How are innovation and knowledge management related? Innovation is the most evolved stage in the development of knowledge management. The first stage is data, the second is information, the third is knowledge, and the fourth is innovation.
What is information management? Information management (IM) is the harnessing of the information resources and information capabilities of the organization in order to add and create value both for itself and for its clients or customers. Information management is the management of organizational processes and systems that acquire, create, organize, distribute, and use information. We adopt a process view of information management. In this view, IM is a continuous cycle of five closely related activities:
The idea underlying IM is that just as an organization purposefully and systematically manages its human resources or financial assets, it should do likewise for its information resources and processes. All the classic functions of managing an organizational activity apply to IM as well: defining goals, providing leadership, developing policies, allocating resources, training staff, evaluation and feedback.
What is the difference between data, information and knowledge? Consider a document containing a table of numbers indicating product sales for the quarter. As they stand, these numbers are Data. An employee reads these numbers, recognizes the name and nature of the product, and notices that the numbers are below last yearís figures, indicating a downward trend. The data has become Information. The employee considers possible explanations for the product decline (perhaps using additional information and personal judgment), and comes to the conclusion that the product is no longer attractive to its customers. This new belief, derived from reasoning and reflection, is Knowledge. Thus, information is data given context, and endowed with meaning and significance. Knowledge is information that is transformed through reasoning and reflection into beliefs, concepts, and mental models.

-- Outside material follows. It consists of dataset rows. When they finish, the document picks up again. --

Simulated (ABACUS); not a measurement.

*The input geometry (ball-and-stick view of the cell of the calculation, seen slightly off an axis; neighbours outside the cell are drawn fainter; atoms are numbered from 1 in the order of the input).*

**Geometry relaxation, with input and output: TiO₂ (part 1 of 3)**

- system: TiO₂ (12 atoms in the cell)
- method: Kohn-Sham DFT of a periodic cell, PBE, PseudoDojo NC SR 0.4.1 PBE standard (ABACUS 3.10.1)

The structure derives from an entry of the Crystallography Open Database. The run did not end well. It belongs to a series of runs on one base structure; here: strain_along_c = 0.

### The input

What is an information strategy? An information strategy describes the overall direction and general framework in which the organizationís information resources and processes should be managed so that the organization would achieve its most important goals. An Information Strategy typically consists of the following: IM goals and objectives that are well aligned with the organizationís mission and vision IM principles that articulate desirable outcomes and form the foundation for developing information policies One or more areas of strategic focus: this could be some critical information content; common information to be shared; some information-intensive process; or new information-based products or services.
Why should the project be planned? The main reason for planning a project is for cost expediency. Proper project planning will insure that the amount of work to be accomplished, the time allotted to satisfactory complete the work scope, and the resources required to complete the work scope are equally balanced. Every project undergoes some amount of change while in progress. Proper planning allows for the assessment of the impact of change prior to implementing the change.
What is the most important safe guard provided by project planning? Proper planning includes the documentation of the work scope in language that is understandable by the individuals who must accomplish the work scope. This single step when properly accomplished will save many false starts as well as preventing the waste of resources working on efforts which are not required to obtain the desired goals of the project.
Why should a company have a project management system? The customer may wish to know how the company manages a project. The customer wants some assurance that the company can deliver the project on time and within budget. Senior management wants a valid insight on how the project is progressing. History is required of past performance so that new proposals can be created based on fact. The company desires to be a superior performer when compared to the competition.
Does each project have to create its own management system? The style of the individual project manager will normally vary for each project. It is the responsibility of senior management to put in place a policy and procedure, supported by a selection of project management tools and formats, which will assure that the status reporting is readable, auditable, and valid.
What are the tools needed for a project management system? A work definition policy and format, a scheduling procedure, a resource budgeting methodology and format, a real time data collection/reporting system, a material control and accountability subsystem, a change control subsystem, and a monthly formal status review format to be used by senior management.
What should the project manager look for in a scheduling system? The three basic elements that the project scheduling systems should provide are; a common basis for communication at all operational levels of the project, a basis for regular status reporting, the use of the management by exception technique.
What is a Work Breakdown Structure (WBS)? The work breakdown structure defines the total project. A work breakdown structure is a product oriented, family tree composed of hardware elements, software elements, and service elements. The work breakdown structure relates project elements or work scope definitions to each other and to the end product. The work breakdown structure is not an organization chart of company personnel.
Why use delegation? Although delegating is one of the most difficult aspects of any management job, there are many important benefits derived by the organization as well as the manager when tasks and responsibilities are properly delegated. Through delegation, you can ease the job of managing and thereby increase your own effectiveness and that of the work group.
What are the benefits of delegation to the manager? Everybody wins with effective delegation, but delegation is especially important if you want to survive and grow in an organization. Here is how delegation can help the manager:
How does delegation help decision making? Effective delegation makes for faster, more effective decision making. An organization is most responsive to change in the environment when decisions are made by those individuals closest to the problems; that is, responsibility and decision making are pushed further down in an organization. Individuals closest to the problem have the most information on which to base an intelligent decision. Decision making can be achieved more expediently through delegation, thus allowing the organization to be more responsive and hence more competitive. When team members participate in decision making there is an increase in employee motivation, morale, and job performance. The greater the employee participation, the greater the employee commitment to the job and the organization! Increases flexibility of operations.
Effective delegation trains many people to do the same assignments. This overlap allows for greater flexibility of work assignments. When someone is absent or a crisis requires people to assist with tasks not regularly a part of their jobs, they will already be familiar with the assignment. Delegation prepares more individuals for promotion or rotation of responsibilities. And it allows you to appoint someone to supervise the work group when you're absent.